CLEVELAND — The spotlight was on Cleveland Mayor Danny Lee and City Manager Scott Sweigert last week as they laid out the state of the city, and a lot is happening.

Addressing members of the Greater Cleveland Chamber of Commerce, topics focused on growth in Liberty County’s second- largest city, seeing a 14% growth since 2020.

The growth has come in both population and economically, where the total appraised market value has increased 64% in that same period.

Lee was excited to address the progress of the new 1,200-acre BNSF Railroad project, which will be the largest for the company in the nation, calling it a game-changer for Cleveland.

One of the growth challenges for the city is the growth outside of the city and its impact on fire services, especially those that the city provides to areas outside of its jurisdiction.

“Since the county is growing, one of the biggest challenges is the fire department having to stretch all over the county,” Sweigert said.

He estimated that those costs would grow to around $600,000 per year, hindering the city from being able to perform those services.

“We as a city can’t continue to do that,” he said.

The city opened Station 2 last year and has exhausted $2.5 million in grant money to staff that facility, leaving the city responsible for the costs of having full-time firefighters going forward.

Sweigert also hopes to see more volunteer firefighters that will support the department more.

On the police side, things appear to be in good shape, with officers learning about the new electronic ticketing system. The city has also added four new Chevy Tahoes to its fleet, with another three new police vehicles expected by year’s end.

Sweigert also mentioned the long-awaited police evidence facility, a much-needed addition expected to be completed this month.

According to Sweigert, the city also works to maintain facilities and improve infrastructure across town. The city has purchased equipment that will allow for in-house maintenance of potholes and other road projects.

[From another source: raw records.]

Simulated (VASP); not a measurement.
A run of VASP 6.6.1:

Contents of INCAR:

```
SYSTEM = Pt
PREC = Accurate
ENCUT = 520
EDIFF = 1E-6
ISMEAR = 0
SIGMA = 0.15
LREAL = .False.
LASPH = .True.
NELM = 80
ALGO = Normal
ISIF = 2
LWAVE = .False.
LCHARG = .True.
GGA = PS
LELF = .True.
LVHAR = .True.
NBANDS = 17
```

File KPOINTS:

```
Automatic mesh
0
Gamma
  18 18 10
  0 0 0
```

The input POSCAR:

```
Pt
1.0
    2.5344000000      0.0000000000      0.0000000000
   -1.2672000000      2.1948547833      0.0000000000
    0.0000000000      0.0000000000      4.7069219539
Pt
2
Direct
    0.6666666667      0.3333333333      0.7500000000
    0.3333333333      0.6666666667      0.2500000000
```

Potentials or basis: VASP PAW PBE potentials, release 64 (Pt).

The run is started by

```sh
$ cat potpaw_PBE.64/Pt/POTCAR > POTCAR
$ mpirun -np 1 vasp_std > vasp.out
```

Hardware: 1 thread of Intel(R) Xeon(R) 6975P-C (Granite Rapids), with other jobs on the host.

A heavy emphasis is placed on water infrastructure as well, with the city looking at around $30 million in projects, but there is hope that some grant money will be available and could save the city anywhere from 50-80%.

City leaders were excited to announce that Frontier Waste Services would be taking over trash collection in Cleveland, pointing out that collection rates would be reduced.

“We will have better customer service and relations,” Sweigert said.

Finally, a new skate park is just around the corner; with the land purchased, the city hopes to see movement on the project soon.